Memo to Rolling Stone: A fifth-grader would’ve done some basic fact-checking before potentially ruining men’s lives.

Hello lawsuits. This is media sloppiness at its worst.

Sloppiness indeed. There are two sides to every story. Well, not always.

The Senate Intelligence Committee today released its so-called “torture report”:

A long-awaited Senate report concludes that the CIA repeatedly misled the public, Congress and the White House about the agency’s aggressive questioning of detainees — including waterboarding, confinement in small spaces and shackling in stress positions — after the Sept. 11, 2001, terrorist attacks, minimizing the severity of the interrogations and exaggerating the usefulness of the information produced, including its role in setting in motion the U.S. raid that killed Al Qaeda leader Osama bin Laden.

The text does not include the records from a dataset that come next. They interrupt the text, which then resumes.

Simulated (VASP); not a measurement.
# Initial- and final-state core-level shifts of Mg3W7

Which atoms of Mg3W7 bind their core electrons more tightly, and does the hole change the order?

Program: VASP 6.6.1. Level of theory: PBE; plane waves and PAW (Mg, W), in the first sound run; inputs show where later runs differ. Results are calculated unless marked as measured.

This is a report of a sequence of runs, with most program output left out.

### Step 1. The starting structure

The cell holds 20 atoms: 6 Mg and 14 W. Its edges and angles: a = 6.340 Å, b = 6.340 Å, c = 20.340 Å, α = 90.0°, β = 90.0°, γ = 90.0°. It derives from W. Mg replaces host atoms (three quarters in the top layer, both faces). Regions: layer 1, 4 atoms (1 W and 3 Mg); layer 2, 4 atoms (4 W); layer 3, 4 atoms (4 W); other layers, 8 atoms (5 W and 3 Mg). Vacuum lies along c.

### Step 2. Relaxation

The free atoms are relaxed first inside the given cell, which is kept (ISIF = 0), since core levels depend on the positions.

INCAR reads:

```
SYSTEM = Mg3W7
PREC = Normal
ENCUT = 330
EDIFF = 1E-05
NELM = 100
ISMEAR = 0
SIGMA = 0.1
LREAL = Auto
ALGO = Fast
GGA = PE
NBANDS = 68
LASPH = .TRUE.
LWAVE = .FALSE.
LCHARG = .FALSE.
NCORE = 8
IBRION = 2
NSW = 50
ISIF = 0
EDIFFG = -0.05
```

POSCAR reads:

The Senate Intelligence Committee report finds that the “Enhanced Interrogation Techniques” program escaped effective scrutiny by outsiders long after its inception in 2002, with CIA records showing that President George W. Bush was never briefed by the agency on specific techniques such as waterboarding until 2006. Top Bush administration officials such as Defense Secretary Donald Rumsfeld and Secretary of State Colin Powell were not told of the practices until September 2003.

The congressional review also says that the CIA’s actual tactics often went far beyond the terms laid out in Justice Department legal opinions, subjecting detainees to prolonged interrogation under a combination of harsh techniques and ignoring safeguards set forth in the legal memos such as ensuring that interrogators were well-trained and had high-level approvals before using the unusually aggressive tactics.

Taking a page out of the Rolling Stone playbook, Senate democrats decided not to interview any of those they were to so heavily criticize. They were not interested in both sides of the story, to which those besmirched, including some significant higher ups, took exception:

George Tenet:

George Tenet, who was CIA director through much of the Bush administration, said the report is “biased, inaccurate, and destructive” and said it “does damage to U.S. national security, to the men and women of the Central Intelligence Agency, and most of all to the truth.”

“It is indeed a dark day for congressional oversight,” Tenet added.

John Brennan:

CIA Director John Brennan said the agency “made mistakes” in the years after 9/11, but he rebutted the Senate Intelligence Committee’s conclusion that officials routinely misled officials in Washington.

“While we made mistakes, the record does not support the study’s inference that the agency systematically and intentionally misled each of these audiences on the effectiveness of the program,” he said.

Brennan accused lawmakers and congressional staffers, who have spent years on the analysis, of painting “an incomplete and selective picture of what occurred” by compiling the report solely from communications records and not conducting interviews.

James Clapper:

Director of National Intelligence James Clapper declined to point out faults in the report but said that rebuttal from Republicans on the Intelligence Committee offers “one example of strong alternative views” on the program.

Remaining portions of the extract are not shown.